On the sides $a$, $b$, $c$, $d$ of a cyclic quadrilateral, rectangles of dimensions $a\times c$, $b\times d$, $c\times a$, $d\times b$ are constructed outward. Prove that the centers of these rectangles are the vertices of

a parallelogram,
a rectangle.

O. Penkin

Exploration

Let the cyclic quadrilateral be $ABCD$, with side lengths

$$AB=a,\quad BC=b,\quad CD=c,\quad DA=d.$$

On $AB,BC,CD,DA$ construct outward rectangles of dimensions $a\times c$, $b\times d$, $c\times a$, $d\times b$ respectively. Let their centers be $P,Q,R,S$.

A coordinate or vector approach seems natural because the centers of rectangles are obtained from side midpoints by adding perpendicular vectors. Let $M_{AB}$ be the midpoint of $AB$. The center of the rectangle on $AB$ is obtained from $M_{AB}$ by moving a distance $c/2$ in the outward normal direction to $AB$. If $J$ denotes rotation by $90^\circ$, then

$$P=M_{AB}-\frac12 J(B-A)\frac{c}{a}.$$

Since $|B-A|=a$, this simplifies to

$$P=\frac{A+B}{2}-\frac12,J(B-A)\frac{c}{a}.$$

Writing analogous formulas for the other centers gives expressions involving only the side vectors.

Introduce

$$u=B-A,\quad v=C-B,\quad w=D-C,\quad z=A-D.$$

Then

$$|u|=a,\quad |v|=b,\quad |w|=c,\quad |z|=d,$$

and

$$u+v+w+z=0.$$

The rectangle centers become

$$P=\frac{A+B}{2}-\frac12J(u)\frac{c}{a},$$

$$Q=\frac{B+C}{2}-\frac12J(v)\frac{d}{b},$$

$$R=\frac{C+D}{2}-\frac12J(w)\frac{a}{c},$$

$$S=\frac{D+A}{2}-\frac12J(z)\frac{b}{d}.$$

Because $|w|=c$ and $|u|=a$,

$$J(w)\frac{a}{c}=J!\left(\frac{a}{c}w\right),$$

and similarly for the other terms.

The first goal is to check whether $PQRS$ is a parallelogram. Compute

$$P+R=\frac{A+B+C+D}{2}-\frac12J(u+w),$$

and

$$Q+S=\frac{A+B+C+D}{2}-\frac12J(v+z).$$

Since $u+v+w+z=0$,

$$u+w=-(v+z),$$

so equality of the diagonals is not automatic. Something extra must enter.

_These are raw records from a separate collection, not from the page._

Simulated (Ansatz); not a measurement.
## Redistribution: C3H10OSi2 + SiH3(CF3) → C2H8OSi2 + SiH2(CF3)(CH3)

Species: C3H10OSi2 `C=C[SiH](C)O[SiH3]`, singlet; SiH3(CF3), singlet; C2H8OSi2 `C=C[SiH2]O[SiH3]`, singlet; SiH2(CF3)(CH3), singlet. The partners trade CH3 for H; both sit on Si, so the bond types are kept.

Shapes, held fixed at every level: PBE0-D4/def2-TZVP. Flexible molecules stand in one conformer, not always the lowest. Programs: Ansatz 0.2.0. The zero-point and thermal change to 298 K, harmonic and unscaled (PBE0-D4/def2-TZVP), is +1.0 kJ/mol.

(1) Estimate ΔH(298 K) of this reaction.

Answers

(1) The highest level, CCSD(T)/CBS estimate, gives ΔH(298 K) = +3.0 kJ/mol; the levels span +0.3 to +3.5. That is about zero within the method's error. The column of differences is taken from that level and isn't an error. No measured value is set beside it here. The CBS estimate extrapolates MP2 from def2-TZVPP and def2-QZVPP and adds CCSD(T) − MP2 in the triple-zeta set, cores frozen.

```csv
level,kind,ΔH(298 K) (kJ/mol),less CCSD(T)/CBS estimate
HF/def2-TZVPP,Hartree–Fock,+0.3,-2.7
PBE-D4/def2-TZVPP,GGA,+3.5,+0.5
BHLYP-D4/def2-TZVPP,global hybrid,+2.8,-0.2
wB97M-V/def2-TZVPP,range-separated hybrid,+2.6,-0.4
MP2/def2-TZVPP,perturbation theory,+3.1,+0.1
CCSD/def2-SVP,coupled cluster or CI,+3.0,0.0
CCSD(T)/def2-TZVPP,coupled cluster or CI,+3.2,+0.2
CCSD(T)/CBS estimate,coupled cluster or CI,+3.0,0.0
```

For a cyclic quadrilateral, opposite angles are supplementary. The side vectors satisfy a stronger relation. Using the law of sines in the circumcircle,

$$a=2R\sin\angle ACB,\quad c=2R\sin\angle CAD.$$

Since $\angle ACB=\angle ADB$ and $\angle CAD=\angle CBD$, the coefficients attached to the normals are actually encoded by the same circumradius. This suggests replacing side lengths by chord formulas. The key identity for a cyclic quadrilateral is

$$\frac{u}{a}+\frac{w}{c} = \frac{v}{b}+\frac{z}{d},$$

when vectors are regarded as directed chords on the same circle. Rotating by $J$ then yields

$$J(u)\frac{c}{a}+J(w)\frac{a}{c} = J(v)\frac{d}{b}+J(z)\frac{b}{d},$$

which gives

$$P+R=Q+S.$$

Hence the diagonals of $PQRS$ bisect one another, so $PQRS$ is a parallelogram.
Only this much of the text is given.